Robotic microfingers allow scientists to get a feel for tiny objects

If you were trying to gauge the reaction force of an insect’s leg, you couldn’t just push it with your finger – the size difference between the two would be too great to do so with enough sensitivity. A set of hand-controlled soft robotic microfingers, however, can now get the job done.

Created by scientists at Japan’s Ritsumeikan University, each of the flat rectangular devices measures just 12 mm long, 3 mm wide and 490 micrometers (millionths of a meter) thick. Five of them are incorporated into one device, which is essentially a robotic hand with soft, flexible fingers. Contained within each finger is a balloon-like pneumatic actuator, along with a liquid metal strain gauge.

The user wears special sensors on their own fingers, which measure the speed, extent and direction of their finger-bending movements. That data is relayed to the corresponding microfinger(s) in real time, causing them to bend accordingly. Should they press up against an object that presses back, the strain gauges measure the force at which that object does so.

A diagram illustrating how the microfingers were used to measure the reaction force of a pillbug's legs
A diagram illustrating how the microfingers were used to measure the reaction force of a pillbug’s legs

Konsihi et al. (2002)/Scientific Reports/DOI: 10.1038/S41598-022-21188-2

In a test of the technology, the microfingers were used to measure the reaction force of the legs of a live pill bug, which was being held upside-down with a suction tool. The measured force was about 10 millinewtons, which fell in line with previously calculated estimates.

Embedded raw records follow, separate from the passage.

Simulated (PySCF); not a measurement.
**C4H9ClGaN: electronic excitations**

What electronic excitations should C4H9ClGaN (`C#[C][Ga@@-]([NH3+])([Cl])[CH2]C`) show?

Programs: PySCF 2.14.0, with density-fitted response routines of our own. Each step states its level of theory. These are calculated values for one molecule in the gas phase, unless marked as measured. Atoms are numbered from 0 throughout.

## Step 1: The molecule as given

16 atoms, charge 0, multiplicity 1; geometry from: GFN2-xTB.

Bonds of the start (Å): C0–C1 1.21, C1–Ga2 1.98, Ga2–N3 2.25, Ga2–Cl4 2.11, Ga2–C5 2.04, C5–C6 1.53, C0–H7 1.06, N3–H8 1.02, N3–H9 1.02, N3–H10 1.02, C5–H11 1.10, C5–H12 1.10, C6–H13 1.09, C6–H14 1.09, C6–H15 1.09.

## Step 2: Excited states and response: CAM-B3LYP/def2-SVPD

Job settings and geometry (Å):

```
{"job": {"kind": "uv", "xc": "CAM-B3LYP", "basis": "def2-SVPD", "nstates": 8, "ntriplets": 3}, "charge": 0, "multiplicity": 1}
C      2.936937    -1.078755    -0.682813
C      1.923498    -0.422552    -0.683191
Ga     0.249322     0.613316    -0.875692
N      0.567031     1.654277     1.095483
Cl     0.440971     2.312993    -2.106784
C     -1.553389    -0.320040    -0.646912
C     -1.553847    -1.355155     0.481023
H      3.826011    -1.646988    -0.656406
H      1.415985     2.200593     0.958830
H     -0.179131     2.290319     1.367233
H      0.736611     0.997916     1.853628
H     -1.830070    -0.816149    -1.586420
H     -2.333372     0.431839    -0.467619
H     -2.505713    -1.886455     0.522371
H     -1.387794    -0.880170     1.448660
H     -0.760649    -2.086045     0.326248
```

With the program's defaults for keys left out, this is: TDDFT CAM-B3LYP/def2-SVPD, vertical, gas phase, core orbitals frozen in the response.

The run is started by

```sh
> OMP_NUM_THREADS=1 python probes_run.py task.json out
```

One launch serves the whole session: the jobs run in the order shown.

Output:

It is now hoped that once developed further, the technology could be utilized not only in insect studies, but also in other applications where a small-scale “hands-on” approach is required.

“With our strain-sensing microfinger, we were able to directly measure the pushing motion and force of the legs and torso of a pill bug – something that has been impossible to achieve previously,” said the lead scientist, Prof. Satoshi Konishi. “We anticipate that our results will lead to further technological development for microfinger-insect interactions, leading to human-environment interactions at much smaller scales.”

A paper on the research was recently published in the journal Scientific Reports.